Partnership paves the way for First Nations opportunities
Generation Australia and Kimberwalli have united in an innovative partnership, designed to develop opportunities for First Nations people in Western Sydney as part of a commitment to dismantle the boundaries around education and employment which often exists.
The partnership will see the two organisations unite to actively recruit First Nations people, and provide a physical location for Generation Australia to deliver a hybrid training program normally offered online.
Generation Australia’s education-to-employment program prepares graduates for a rewarding tech career, developing skills in web development and Cloud computing, and includes First Nations mentorship and job placement support. An additional program in the care industry will be released later this year.
Kimberwalli’s Director in the Department of Education, Aboriginal Outcomes and Partnerships Directorate Kelly Stanford said, “The ability to use digital technologies has become both an essential life skill, and capability for job seekers and employees, regardless of their age, job function or industry. By delivering this important skills development opportunity at a culturally safe community space, with genuine pathways to employment and wrap-around mentoring support, this partnership provides an amazing opportunity to contribute to closing the gap in education, employment outcomes, and digital inclusion in Western Sydney.”
An intense recruitment campaign is now underway, and First Nations people are encouraged to apply for a place within the programs.

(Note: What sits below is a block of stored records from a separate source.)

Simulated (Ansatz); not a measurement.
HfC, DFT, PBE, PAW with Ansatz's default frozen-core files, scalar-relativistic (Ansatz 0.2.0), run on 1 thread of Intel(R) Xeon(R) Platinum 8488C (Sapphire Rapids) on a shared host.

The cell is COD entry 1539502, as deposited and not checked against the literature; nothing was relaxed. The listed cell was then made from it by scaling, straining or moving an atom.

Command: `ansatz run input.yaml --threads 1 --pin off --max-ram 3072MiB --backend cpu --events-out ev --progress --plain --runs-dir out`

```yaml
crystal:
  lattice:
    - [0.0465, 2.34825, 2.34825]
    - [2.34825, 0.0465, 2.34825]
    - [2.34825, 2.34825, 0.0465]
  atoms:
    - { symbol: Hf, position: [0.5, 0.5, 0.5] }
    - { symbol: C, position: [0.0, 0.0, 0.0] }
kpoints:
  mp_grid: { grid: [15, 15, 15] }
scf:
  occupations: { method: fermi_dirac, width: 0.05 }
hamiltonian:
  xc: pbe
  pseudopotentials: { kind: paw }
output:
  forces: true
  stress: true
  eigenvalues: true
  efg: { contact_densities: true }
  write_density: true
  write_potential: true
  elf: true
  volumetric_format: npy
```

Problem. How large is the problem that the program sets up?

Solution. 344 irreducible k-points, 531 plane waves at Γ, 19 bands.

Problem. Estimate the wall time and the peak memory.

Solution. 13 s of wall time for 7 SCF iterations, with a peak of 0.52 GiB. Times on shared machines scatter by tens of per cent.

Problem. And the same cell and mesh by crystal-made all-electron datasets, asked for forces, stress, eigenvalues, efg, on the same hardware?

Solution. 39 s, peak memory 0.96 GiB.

CEO Generation Australia Malcolm Kinns said the organisation is committed to strengthening educational pathways and enhancing sustainable employment outcomes for First Nations Australians.
“Kimberwalli is a beacon of hope for our First Nations community in Western Sydney. It is a privilege for us to partner with them and offer opportunities to the people in this area, while also providing our employer partners with the diverse talent that they need”, Mr Kinns said.